# Normal distribution

1. Mar 12, 2015

### gummz

1. The problem statement, all variables and given/known data
Find P(X>130) where
P(X > 130) = 1 − Φ( (130 − µ)/σ )

2. Relevant equations
Φ is the normal distribution density function:
http://en.wikipedia.org/wiki/Normal_distribution

3. The attempt at a solution
This is pretty simple to use in R if one knew how to. I get a ghastly incorrect answer. Dividing the number of items above 130 by the total number of items yields 0.022, and the above yields something like 0.4e-5 if I use the mean and stdev from the data set. So, what µ and σ are they? They can't be the ones from the data set.

Last edited: Mar 12, 2015
2. Mar 12, 2015

### RUber

Your Phi should be the cumulative (CDF) function for the normal. What is your mean and stdev for this set?

3. Mar 12, 2015

### gummz

Mean: 54.51222
Stddev: 19.16929

4. Mar 12, 2015

### RUber

You wrote that 22% of your data points were above 130. That does not jive with the mean and stdev you posted.
130 is is 4 standard deviations above your stated mean. There is a very low statistical probability that those data came from a set with the mean and stdev you gave.
Where did those numbers come from? You clearly could not have calculated the mean and stdev from the same data set that has 22% above 130.

5. Mar 12, 2015

### gummz

Oh, sorry I meant 0.022

6. Mar 12, 2015

### RUber

,022 of data points above implies that should be about 2 stdevs above the mean. My question is, did you calculate the mean and stdev from this data set or were they given to you? If you calculated them, double check your work. If they were given, then go with your initial answer since observed data have nothing to do with probability based on a given mean and stdev.

7. Mar 12, 2015

### gummz

I was not given the values, I calculated them in R with the data set I was given.

8. Mar 12, 2015

### RUber

It feels like your stdev is about 1/2 of what it should be based on what you are saying. Can you verify the calculation in R?

9. Mar 12, 2015

### gummz

To the best of my ability yes, I just call the sd(x) and mean(x) functions in R

10. Mar 12, 2015

### RUber

Is there anything odd about your settings for the functions? mean can be set to trim off extreme values, both functions may have other settings available.

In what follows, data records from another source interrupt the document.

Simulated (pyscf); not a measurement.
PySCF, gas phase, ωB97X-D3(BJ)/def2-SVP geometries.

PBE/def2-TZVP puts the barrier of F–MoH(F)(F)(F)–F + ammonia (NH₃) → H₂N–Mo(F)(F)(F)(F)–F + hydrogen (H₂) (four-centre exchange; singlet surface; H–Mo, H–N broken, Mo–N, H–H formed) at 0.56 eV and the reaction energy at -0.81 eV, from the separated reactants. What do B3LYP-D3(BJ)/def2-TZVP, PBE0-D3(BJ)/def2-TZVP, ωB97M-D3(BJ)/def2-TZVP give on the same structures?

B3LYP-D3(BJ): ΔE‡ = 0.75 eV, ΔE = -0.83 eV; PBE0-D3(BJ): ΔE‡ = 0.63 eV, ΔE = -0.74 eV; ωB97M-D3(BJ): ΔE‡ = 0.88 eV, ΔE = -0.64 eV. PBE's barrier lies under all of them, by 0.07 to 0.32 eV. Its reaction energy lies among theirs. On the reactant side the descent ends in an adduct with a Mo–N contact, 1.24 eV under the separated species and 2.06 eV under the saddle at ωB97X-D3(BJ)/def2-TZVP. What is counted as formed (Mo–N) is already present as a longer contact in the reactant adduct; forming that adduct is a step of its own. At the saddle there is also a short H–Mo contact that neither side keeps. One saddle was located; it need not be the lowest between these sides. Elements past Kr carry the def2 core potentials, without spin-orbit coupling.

It seems odd to me. The numbers you have for the probability given that mean and stdev are right, and don't match with the observed data, unless there is some skewness in the data that would break the normal assumption in the tails.
In that case, sometimes a lognormal distribution clears it up.

11. Mar 12, 2015

### gummz

I think I've figured it out, much like what you suggested. The sample was intentionally very inaccurate in one place (where it mattered for this exact question, but didn't matter that much as for the correlation to the normal distribution) to emphasize the effect of chance on random selection. Both the logarithmic and "regular" forms of the normal distribution gave the exact same value for P(X>130), which is very different from the answer given by calculating the ratio of X>130 within the data set because of the small sample size which skewed things quite a bit.

I think this is it at least.

12. Mar 12, 2015

### RUber

That makes sense. Normally, if you are making inferences about a data set, it is best to rely on empirical data, like the ratio you did. However, this question seems to be asking you what the normal probability of a set of observations is -- after assuming that your mean and stdev are correct.